Las Vegas Sun

April 19, 2024

Laundry product marketer gets clean bill of health

Las Vegas entrepreneur Michael Maunu, marketer of the Original Laundry Clean Ring, has escaped a legal ringer with a stern warning from Justice Court Judge Doug Smith.

"I think Mr. Maunu is pretty smart to surround himself with these fine lawyers," Smith said just before he acquitted Maunu on a criminal misdemeanor charge of deceptive trade practice Wednesday. "I also think this Clean Ring is a con ... but I can't convict someone on what I feel. It has to be proven."

After the verdict, an obviously disappointed deputy attorney general Grenville Pridham said he would re-evaluate the case and then decide whether to file other charges against Maunu, who smiled broadly as he left the courtroom, with his arm around his wife.

"I guess you could say we're very happy with the verdict," Maunu said. "If someone wants, I have the scientific documentation that shows that this product works."

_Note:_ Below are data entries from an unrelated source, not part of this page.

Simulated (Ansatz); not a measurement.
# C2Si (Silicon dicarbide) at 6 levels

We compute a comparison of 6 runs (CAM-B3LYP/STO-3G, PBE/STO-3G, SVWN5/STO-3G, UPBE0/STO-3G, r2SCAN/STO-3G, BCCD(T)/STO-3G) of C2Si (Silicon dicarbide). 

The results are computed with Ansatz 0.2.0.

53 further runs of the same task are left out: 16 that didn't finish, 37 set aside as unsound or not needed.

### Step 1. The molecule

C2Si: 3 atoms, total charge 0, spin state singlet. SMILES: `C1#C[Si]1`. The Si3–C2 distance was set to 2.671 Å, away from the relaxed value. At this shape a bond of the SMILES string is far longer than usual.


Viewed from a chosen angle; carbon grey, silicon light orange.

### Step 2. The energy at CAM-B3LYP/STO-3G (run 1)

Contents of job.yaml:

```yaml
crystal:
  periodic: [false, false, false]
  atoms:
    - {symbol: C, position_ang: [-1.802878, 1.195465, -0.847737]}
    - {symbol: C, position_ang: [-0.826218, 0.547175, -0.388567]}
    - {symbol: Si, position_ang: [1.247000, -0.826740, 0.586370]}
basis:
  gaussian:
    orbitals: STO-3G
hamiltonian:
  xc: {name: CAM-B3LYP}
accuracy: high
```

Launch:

While Pridham scoffed at Maunu's evidence as "irrelevant and meaningless," there seemed to be no wrinkles in Maunu's defense team that included attorneys Bill Smith and John Hunt, who argued that Maunu had repeatedly satisfied Pridham's request for evidence that the laundry ring works, and that the state's complaint was out of order because it contained charges that had not been addressed in an earlier letter from the state to Maunu.

"Mr. Pridham requested bits of information from Mr. Maunu and none of these bits of information are referenced in the complaint," Bill Smith had said in an earlier motion for dismissal. "What this means is that the attorney general is asking for evidence of apples, and then charging Mr. Maunu with not providing evidence of oranges. That's it in a nutshell."

Judge Smith did not find the apples and oranges argument palatable and quickly dismissed the motion.

But after hearing testimony Wednesday from lawyers for Maunu about lab reports on the effectiveness of the Original Laundry Clean Ring, Smith acquitted the multi-level marketer after all.

The judge accused Pridham of putting on a wishy-washy prosecution.

Pridham had argued that he had asked Maunu for proof that the product effectively cleans clothing by somehow changing the structure of the wash water, as product advertisements state.

"They cannot substantiate the claim about structured water, although they submitted a bunch of irrelevant and meaningless tests," Pridham said. "It is they who have the burden of proof."

But Judge Smith said it's up to the state to produce an independent expert to testify about the effectiveness of the product.

"We don't have such an expert in the courtroom," Judge Smith said. "We don't have anyone to testify. One person would be enough."

Maunu, who in the late 1980s served nearly 2 1/2 years of a five-year sentence in a Texas penitentiary for securities fraud, today owns Dynamic ONE Worldwide Inc., a Las Vegas company that markets the Original Laundry Clean Ring, which sells for about $70.

The product itself, which is the size and shape of a doughnut and is filled with liquid, is advertised to clean load after load of dirty laundry without detergent. It claims to clean clothes "through the science of quantum physics."

But critics charge that it's the magic of multi-level marketing that sells the Original Laundry Clean Ring, rather than the effectiveness of the product.

"It has practically no value whatsoever beyond increasing the agitation of the water," said Las Vegas account executive Bonnie Rattner, who purchased a ring several months ago.